In 1994, D.C. post-hardcore innovators Shudder to Think released Pony Express Record, a polarizing Rubik’s Cube of a major-label debut that becomes, for those who ultimately learn to love it, the best record ever made. While the band’s cocktail of tricky time changes, aggressive guitar bursts, and Craig Wedren’s effeminate falsetto proved inaccessible for the mainstream, many musicians found it utterly compelling — five of whom we profile below.
You might be most familiar with Shudder, knowingly or not, through their work in film and television in the ’90s, from scoring MTV’s cult comedy classic The State to the sprawling First Love Last Rites soundtrack — which saw Shudder to Think writing every song and serving as the backup band, while talents like Jeff Buckley, Liz Phair, and Billy Corgan sang lead vocals — and the Velvet Goldmine soundtrack, for which they wrote two glam-aping songs for the Bowie-esque character played by Jonathan Rhys Meyers.
After a 10-year hiatus, Shudder to Think reunited earlier this summer at Virgin Mobile Festival (watch video here), and are stringing together a series of reunion gigs spread throughout the fall, with two this weekend in Boston and New York. Maybe you’ll find some of these bands in the audience, as they’re under the influence of Shudder to Think. Juxtapose their tunes with entries in the Shudder to Think canon below.
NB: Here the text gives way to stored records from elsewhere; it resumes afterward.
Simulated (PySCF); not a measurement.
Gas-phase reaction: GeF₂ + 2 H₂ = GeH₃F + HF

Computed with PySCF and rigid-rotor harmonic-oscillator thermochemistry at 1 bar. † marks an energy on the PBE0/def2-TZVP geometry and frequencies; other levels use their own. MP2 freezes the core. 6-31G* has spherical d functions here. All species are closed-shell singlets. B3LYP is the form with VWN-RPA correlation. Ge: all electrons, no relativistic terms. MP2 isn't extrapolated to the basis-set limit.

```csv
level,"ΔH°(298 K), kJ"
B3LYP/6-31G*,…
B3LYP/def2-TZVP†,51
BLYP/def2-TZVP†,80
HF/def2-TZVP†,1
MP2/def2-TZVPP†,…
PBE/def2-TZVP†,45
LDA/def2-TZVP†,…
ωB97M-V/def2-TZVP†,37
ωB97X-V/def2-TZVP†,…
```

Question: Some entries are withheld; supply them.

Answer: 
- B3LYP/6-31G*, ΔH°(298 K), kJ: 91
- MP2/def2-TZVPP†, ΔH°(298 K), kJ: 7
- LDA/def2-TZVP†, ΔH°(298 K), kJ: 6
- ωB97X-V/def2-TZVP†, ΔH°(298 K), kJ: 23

Often lumped in, unfairly, with some of nu-metal’s most offensive acts, Deftones never made a secret about their affinity for the D.C. scene. When singer Chino Moreno tones things down, and the band strips away the bombast, Deftones bring to mind Shudder to Think’s more delicate side.
They’ve adopted an ungainly number of sounds over the years, but at certain points Incubus definitely looked Shudder to Think’s way, even working a cover version of Shudder’s biggest “hit,” Pony Express Record‘s “X-French Tee Shirt,” into their live sets. Like Shudder, Incubus often embrace jittery time changes and offset their singer’s often effeminate vocals with muscular guitars.
Tim Kasher is known to have touted Shudder as an influence when Cursive was starting out in Omaha in the mid-’90s. Many likened Cursive to Sunny Day Real Estate, but songs like “After the Movies” really lean more towards Shudder to Think.
Frontman Alex Tween is an unabashed Shudder to Think fan, crossing paths with this writer at a number of Shudder-related gigs in recent years. These New Yorkers subscribe to Shudder’s penchant for mathematically challenging rhythms, particularly on last year’s self-titled release.
THE DEAD SCIENCE
This Seattle outfit went as far as to recruit Craig Wedren for guest vocals on their recently-released Villainaire, so you know they dig on Shudder. But their sound is most closely linked to Shudder’s Velvet Goldmine contributions, a bit weird and a bit glammy.